It’s a very different beast from Plants vs Zombies (which is the other installed-on-my-Mac tower defence game), showing just how varied the genre is. For a start, this is all mini 3D tanks driving around a circuit board, where that’s cute plant sprites and funny zombies, and secondly the whole way the system works is a different one. In Circuit Defenders, you place your units around the track and watch as they kill everything that passes, gaining you money which you use to buy more guns and things. It’s very fun, incredibly moreish and has a ‘create your own level’ feature which, while I can’t be bothered with it, means there are loads of user generated levels to go and get when you are bored with the bundled ones.
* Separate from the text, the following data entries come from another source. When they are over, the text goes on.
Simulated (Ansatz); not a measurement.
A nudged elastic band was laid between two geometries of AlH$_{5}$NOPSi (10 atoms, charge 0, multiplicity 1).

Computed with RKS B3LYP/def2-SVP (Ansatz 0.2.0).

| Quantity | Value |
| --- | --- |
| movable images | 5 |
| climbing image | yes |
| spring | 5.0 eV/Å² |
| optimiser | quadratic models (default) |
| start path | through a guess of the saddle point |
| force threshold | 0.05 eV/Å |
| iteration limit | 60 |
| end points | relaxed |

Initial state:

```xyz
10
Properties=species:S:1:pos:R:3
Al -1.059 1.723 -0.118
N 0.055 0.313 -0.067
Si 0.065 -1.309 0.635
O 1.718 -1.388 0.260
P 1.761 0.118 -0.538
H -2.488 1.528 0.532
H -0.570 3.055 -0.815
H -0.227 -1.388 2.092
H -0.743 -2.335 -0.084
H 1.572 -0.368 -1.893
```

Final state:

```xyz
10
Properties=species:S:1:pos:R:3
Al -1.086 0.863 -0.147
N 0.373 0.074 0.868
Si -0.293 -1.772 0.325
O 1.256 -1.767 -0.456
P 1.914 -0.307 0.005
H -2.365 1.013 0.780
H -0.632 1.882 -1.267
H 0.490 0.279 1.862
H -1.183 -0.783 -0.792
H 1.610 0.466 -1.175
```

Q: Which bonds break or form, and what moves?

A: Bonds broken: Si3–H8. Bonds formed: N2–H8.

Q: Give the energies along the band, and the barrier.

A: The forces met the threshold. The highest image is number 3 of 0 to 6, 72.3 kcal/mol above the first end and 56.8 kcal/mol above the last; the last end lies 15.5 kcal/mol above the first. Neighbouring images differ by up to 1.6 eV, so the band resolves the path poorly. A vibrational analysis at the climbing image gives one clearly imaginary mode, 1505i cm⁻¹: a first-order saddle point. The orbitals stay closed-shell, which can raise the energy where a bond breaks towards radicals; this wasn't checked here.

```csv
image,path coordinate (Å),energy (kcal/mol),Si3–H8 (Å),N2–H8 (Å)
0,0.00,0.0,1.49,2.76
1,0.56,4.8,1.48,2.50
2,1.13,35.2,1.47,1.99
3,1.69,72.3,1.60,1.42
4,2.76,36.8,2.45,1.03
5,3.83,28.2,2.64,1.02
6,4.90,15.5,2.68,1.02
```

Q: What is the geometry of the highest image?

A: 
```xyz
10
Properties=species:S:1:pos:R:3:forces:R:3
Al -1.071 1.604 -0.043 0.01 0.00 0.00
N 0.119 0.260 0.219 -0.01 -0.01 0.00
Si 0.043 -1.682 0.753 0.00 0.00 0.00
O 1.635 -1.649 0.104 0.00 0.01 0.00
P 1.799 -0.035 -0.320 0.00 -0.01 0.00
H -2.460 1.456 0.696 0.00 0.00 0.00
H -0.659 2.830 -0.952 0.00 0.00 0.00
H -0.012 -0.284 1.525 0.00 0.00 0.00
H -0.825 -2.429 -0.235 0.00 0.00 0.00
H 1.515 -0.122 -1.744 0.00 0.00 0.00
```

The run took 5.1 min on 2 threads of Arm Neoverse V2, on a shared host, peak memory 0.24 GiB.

There’s plenty to keep you interested in terms of settings and features too; a good variety of guns which all have different uses, levels of difficulty which go from very simple to ‘crazy’, and cool specials which you can pick up by selecting a single gun and manually controlling it for a little while. All good stuff.
So where’s the bad points? Well, if you put a lot of guns on the screen it slows down… a lot. I don’t have the most powerful computer you can possibly buy, and it does take about 200 guns before I hit the slowdown, but it does occur and no amount of resolution altering or graphical setting changing can really fix it. The game reaches a state of perfect balance after a while, where you no longer need to do anything and it’ll look after itself (basically, that’s when a level is complete; the waves just keep on coming) but the problem is that if you want to get an internet-decent high score, you need to leave it clocking up points in this state for some time. Unfortunately, because of the slow down, you can’t leave it clocking up points at x6 speed (which you play the game in for the most part) because the sheer number of bullets and explosions forces the speed down to x1 or x2. I calculated that to get on the top of the high score charts, I’d have to be willing to let Circuit Defenders run in the background in such a state for literally days at a time, and I can’t be arsed. So, though I know I could have the world’s best high score, I simply don’t.
Which leads me onto my second point; I’ve completed the game. You shouldn’t be able to ‘complete’ a game with so many user generated levels and so on, but I worked out how to beat any level with only five things placed on the board. Now, don’t get me wrong, I was very very pleased when I did it, but once you know a technique like that, it’s hard not to keep using it and so now when I play it’s more a fun waste of time ending in the inevitable equilibrium state. A shame, as I did so love it when it was providing a challenge.
I’m hoping there’ll be more; that the guy who wrote it will go back and do a new version with more varied guns and up the computer’s offence a little bit so that the state of balance is that much harder to achieve, but from the look of his website when I last read it, he’s busy with other stuff and well, good luck to him. I’ve not tried the iPhone version, but maybe I should, just to see if I can use the same trick there.
But wait! Just after I wrote that, I went to the game to get screenshots and saw a ‘new version available - click here to get it’ sign! Seems there may be more life in it yet. Hurrah! Seems like there are a couple more game modes, and probably more besides, great!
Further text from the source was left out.